Munich is the third largest city in Germany with a population of over 1.5 million people. It is one of the richest cities, with a GDP per capita of over €80,000 and a total GDP of €130 billion – higher than the entire country and particularly higher than the poorest 150 countries in the world.
Munich is one of over a thousand cities and towns that have municipal utilities. SWM, or Stadtwerke München, is a municipal utility company responsible for providing various services to the city and its inhabitants. Founded in 1866 as Municipal Gasworks to supply gas for street lighting in Munich, it grew over the years to include various utilities, such as electricity, water and public transportation. It also serves telecommunications, District Heating, some District Cooling, waste management and public pools.
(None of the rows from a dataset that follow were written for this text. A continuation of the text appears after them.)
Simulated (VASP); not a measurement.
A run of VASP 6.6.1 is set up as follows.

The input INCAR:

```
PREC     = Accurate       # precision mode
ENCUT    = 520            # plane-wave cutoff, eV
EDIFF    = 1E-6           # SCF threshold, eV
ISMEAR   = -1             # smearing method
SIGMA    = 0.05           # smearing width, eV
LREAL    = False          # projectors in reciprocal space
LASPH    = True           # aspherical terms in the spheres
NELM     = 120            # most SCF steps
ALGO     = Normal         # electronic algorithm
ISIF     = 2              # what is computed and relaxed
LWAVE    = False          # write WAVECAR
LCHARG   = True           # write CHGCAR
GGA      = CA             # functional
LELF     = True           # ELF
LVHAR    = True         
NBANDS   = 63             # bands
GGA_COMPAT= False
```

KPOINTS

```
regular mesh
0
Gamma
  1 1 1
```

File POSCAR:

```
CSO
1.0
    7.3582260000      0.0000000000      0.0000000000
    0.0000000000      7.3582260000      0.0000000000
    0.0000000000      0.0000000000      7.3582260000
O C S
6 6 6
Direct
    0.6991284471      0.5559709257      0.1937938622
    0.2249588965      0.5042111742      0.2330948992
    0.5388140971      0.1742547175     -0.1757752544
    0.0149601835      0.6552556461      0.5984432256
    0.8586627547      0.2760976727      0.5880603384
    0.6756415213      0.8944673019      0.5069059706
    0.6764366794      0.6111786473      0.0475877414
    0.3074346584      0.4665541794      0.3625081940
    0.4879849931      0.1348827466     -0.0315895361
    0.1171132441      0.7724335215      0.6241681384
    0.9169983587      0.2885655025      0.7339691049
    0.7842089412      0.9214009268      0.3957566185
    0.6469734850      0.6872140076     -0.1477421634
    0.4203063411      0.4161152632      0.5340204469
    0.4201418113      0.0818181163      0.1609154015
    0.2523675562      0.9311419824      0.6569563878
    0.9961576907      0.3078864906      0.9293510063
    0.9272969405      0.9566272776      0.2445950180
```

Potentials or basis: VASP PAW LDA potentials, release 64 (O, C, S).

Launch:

SWM employs more than 11,000 people and has a consolidated income from complex shared taxes, including federal government and local taxes, as well as from wholly owned subsidiaries. SWM’s revenues rose to 10.6 billion in 2022 and are expected to exceed 12 billion in 2023, due to the spike in gas and energy prices that occurred during 2022 and 2023. Here’s a snapshot of electricity, Natural Gas, and District Heating, which represent over 87% of SWM’s revenues:
In 2023, the price of electricity more than doubled due to the Russia-Ukraine war, as shown in the latest residential and commercial rate of SWM.
It is to be noted that the average price of electricity rose from €12.5 cents in 2022 to over €30 cents in 2023. Similarly, Natural Gas rose from €5 cents in 2022 to around €10 cents in 2023.
SWM has generated enough renewables from local hydropower and solar PV, remote wind turbines in Norway, and solar PV in Spain, equivalent to what it has consumed; and hence, it has decarbonised the electricity sector. SWM is investing heavily in deep geothermal District Energy to decarbonise the heating sector, adding hundreds of car-charging stations and investing in an electric bus fleet, hoping to fully decarbonise the city by 2035. (A full 2022 SWM sustainability report can be found by clicking on the link: https://www.swm.de/dam/doc/english/swm-sustainability-report.pdf.)
An analysis of numbers
The drastic increase in tariff in 2023 is expected to double SWM’s revenues in 2023 and lower the consumption trend owing to the increase in tariff that occurred in 2022, when compared to 2021, which was due to a milder winter, as per SWM.
The consumption per capita in the city is one of the highest in the world for total electricity, Natural Gas and District Heating – it stood at 131,385 and 86,571 kWh/capita in 2021 and 2022, respectively, out of which electricity contributed 24,315 and 20,680 kWh/capita, respectively. That is compared to 15,194 kWh/capita for electricity in Dubai, which is used for 100% electric cooling as well as other power consumption. Hence, Munich has a much higher net footprint per capita for power and heating than Dubai.
SWM, to remain competitive and to comply with federal control on tariffs, had a net profit of €500 million in 2022, which was barely five per cent of the revenues. Still, the company is planning to invest over €6 billion over the period 2023-2027 in the following sectors:
· €2.35 billion in public transport
· €0.85 billion in expansion and modernisation of infrastructure networks (electricity, gas, District Heating and water)
· €1.155 billion in expansion of renewable energy
· €0.1 billion in expansion and maintenance of conventional generation plants
· €0.35 billion in expansion of deep geothermal District Heating
· €0.35 billion in company-flat expansion campaign
· €0.1 billion in expansion of fibre optic future-proof networks
· €0.05 billion in maintenance of public pools
What Munich is doing right
Munich is doing everything right in terms of municipalisation and of a roadmap towards carbon neutrality. The major deviation is to link consumption to efficiency – that is, kWh/m2 – and to penalise inefficient homes and commercial spaces, and use the money generated to invest in building conversion, which can improve the building sector’s general power efficiency.
Also, the city needs to generate higher profits to accelerate investment in District Heating, reduce municipality public debt and focus on decarbonisation of all sectors.